Pullbacks and Automatic Differentiation

Automatic Differentiation is an important part of modern machine learning libraries. It is essentially a tool to compute the gradient of a loss function with respect to its input arguments.

How to Compute Pullbacks

GeometricMachineLearning has many pullbacks for custom array types and other operations implemented. The need for this essentially comes from the fact that we cannot trivially differentiate custom GPU kernels at the moment[1].

What is a pullback?

Here we first explain the principle of a pullback with the example of a vector-valued function. The generalization to matrices and higher-order tensors is straight-forward.
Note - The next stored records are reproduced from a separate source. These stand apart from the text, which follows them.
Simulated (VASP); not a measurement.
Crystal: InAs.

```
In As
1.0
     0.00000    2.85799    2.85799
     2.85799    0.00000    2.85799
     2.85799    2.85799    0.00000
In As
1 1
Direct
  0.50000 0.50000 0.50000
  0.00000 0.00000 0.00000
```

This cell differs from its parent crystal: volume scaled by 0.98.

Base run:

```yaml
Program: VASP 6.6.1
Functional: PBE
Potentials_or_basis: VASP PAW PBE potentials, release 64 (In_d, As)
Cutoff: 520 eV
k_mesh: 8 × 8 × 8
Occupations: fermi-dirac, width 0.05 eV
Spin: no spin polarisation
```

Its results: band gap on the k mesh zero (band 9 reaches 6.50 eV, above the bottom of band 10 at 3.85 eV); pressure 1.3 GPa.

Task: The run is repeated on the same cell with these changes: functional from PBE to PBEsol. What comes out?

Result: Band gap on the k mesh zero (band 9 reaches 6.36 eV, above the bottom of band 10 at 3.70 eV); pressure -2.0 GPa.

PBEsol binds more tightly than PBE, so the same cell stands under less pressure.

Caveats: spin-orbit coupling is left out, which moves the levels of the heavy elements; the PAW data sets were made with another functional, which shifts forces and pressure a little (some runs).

The pullback of a vector-valued function $f:\mathbb{R}^{n}\to\mathbb{R}^m$ can be interpreted as the sensitivities in the input space $\mathbb{R}^n$ with respect to variations in the output space $\mathbb{R}^m$ via the function $f$:

\[\left[\mathrm{pullback}(f)[a\in\mathbb{R}^n, db\in\mathbb{R}^m]\right]_i = \sum_{j=1}^m\frac{\partial{}f_j}{\partial{}a_i}db_j.\]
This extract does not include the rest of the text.